He believes a renewed understanding and appreciation of moments like this is crucial for women’s football. “Football is the only popular space I know where people sing ‘Shit club, no history’. Every match played today gains its meaning, at least in part, from its place in a longer story, and that is missing in women’s football. A lot happened between the Dick Kerr Ladies in the First World War and the 1991 World Cup, but no one told those stories, and some are epic and mythical.

“Women’s football hasn’t been very well documented until the last few years,” Dunn agrees. “It was difficult to put these pieces together – you had no official tournaments or professional leagues, or records that were kept in a systematic way. There is often the idea that all the paperwork is in a box somewhere, but no one knows exactly where that box is.”

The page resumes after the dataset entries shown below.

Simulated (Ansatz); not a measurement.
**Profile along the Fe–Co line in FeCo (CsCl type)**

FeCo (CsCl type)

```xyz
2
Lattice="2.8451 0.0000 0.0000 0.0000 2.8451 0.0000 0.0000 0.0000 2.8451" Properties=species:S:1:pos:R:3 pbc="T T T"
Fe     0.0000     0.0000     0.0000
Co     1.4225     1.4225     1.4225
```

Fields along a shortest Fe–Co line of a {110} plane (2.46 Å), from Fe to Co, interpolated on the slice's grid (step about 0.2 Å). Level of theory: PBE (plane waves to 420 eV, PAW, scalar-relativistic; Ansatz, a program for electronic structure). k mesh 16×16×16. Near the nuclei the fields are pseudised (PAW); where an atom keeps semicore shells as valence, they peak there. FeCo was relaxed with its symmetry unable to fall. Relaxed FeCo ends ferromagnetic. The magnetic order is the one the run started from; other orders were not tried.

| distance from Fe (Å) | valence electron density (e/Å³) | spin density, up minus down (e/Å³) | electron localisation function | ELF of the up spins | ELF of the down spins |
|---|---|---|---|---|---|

The documentary’s themes of power, control, misogynistic officialdom and commercial opportunism also resonate strongly in the wake of last year’s World Cup – and at a time when women’s football is attracting more investment than ever before. “It just proves that football fever has been simmering among the world’s female population for the past 120 years like lava beneath the Earth’s crust,” says Goldblatt. “If there was any chance, it was there waiting to explode. Isn’t it great that we’re finally here?”

For the players themselves, the re-emergence of archive footage from the 1971 World Cup has filled in their own personal gaps – Paula Rayner (now Milnes), for example, had completely forgotten about scoring against Argentina in England’s first match. And while their experience was thoroughly fantastic, the documentary allows them to share it with an audience who might otherwise never have thought it possible.

Emms – whose mother inspired her own sports career – appreciates the opportunity for the generations who followed in their footsteps to say thank you.

“They went to Mexico, challenged everyone and stuck two fingers at FIFA,” she says. “And it is very nice to celebrate that. It wasn’t a dream, it was real.”